Inverness’ Eden Court considers bigger auditorium to improve commercial viability
Eden Court in Inverness is to investigate the expansion of its main theatre space’s capacity by 50% to make the venue more commercially viable.
Local authority the Highland Council, which owns the theatre, yesterday (August 15) approved a contribution of £30,000 towards a feasibility study into the increase of the Empire Theatre’s capacity up to a possible 1,300 seats.
The arts centre currently consists of the 869-seat Empire Theatre, a second 275-seat theatre space, two multi-purpose studios, two cinemas and three art galleries.
According to the council, the proposed works will “ensure the building and facilities are fit-for-purpose for 21st-century live performances ensuring the Highlands can attract world-class public performances”.
Allan Henderson, chair of its environment, development and infrastructure committee, said: “Eden Court’s contribution to the local economy is significant but it needs to improve its financial sustainability and become more commercially viable. This feasibility study will assess in detail proposals to increase the capacity of the main auditorium so the theatre can be in a position to attract larger shows and grow its audiences.”
Government agency Highlands and Islands Enterprise is match-funding the council’s £30,000 contribution.
Eden Court chief executive James Mackenzie-Blackman said: “Our stage is really big and could easily accommodate some of the really large-scale touring shows and musicals, but what prohibits us from taking that work at the moment is that we don’t have the capacity to make the financials work.
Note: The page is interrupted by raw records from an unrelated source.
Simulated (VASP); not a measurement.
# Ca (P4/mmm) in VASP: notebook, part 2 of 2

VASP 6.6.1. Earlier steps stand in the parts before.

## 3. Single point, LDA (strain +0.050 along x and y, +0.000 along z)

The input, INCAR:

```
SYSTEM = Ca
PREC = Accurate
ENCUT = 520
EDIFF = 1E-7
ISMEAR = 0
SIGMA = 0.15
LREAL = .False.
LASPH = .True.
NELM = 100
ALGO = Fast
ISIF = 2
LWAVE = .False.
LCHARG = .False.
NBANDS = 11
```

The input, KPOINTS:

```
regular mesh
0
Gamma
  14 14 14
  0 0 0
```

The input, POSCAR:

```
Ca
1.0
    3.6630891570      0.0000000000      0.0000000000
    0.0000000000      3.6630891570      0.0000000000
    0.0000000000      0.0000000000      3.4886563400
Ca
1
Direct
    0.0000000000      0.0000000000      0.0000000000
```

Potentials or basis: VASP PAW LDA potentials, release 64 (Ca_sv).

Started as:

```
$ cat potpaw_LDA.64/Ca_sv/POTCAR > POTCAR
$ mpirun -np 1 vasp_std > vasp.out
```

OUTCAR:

“By increasing the capacity we hope to be able to bring different sorts of work to Eden Court, and we’re also exploring what increased capacity could mean for the wider building in terms of how we might re-imagine all our public spaces. We’re a vibrant, growing city with the intent to have world-class products on stage in Inverness.”
Mackenzie-Blackman added that the plans were “at very early stages” and that there would be a public consultation on any potential redevelopment following the feasibility study.
Last year, the theatre warned that it was considering a series of staff redundancies because of cumulative funding cuts.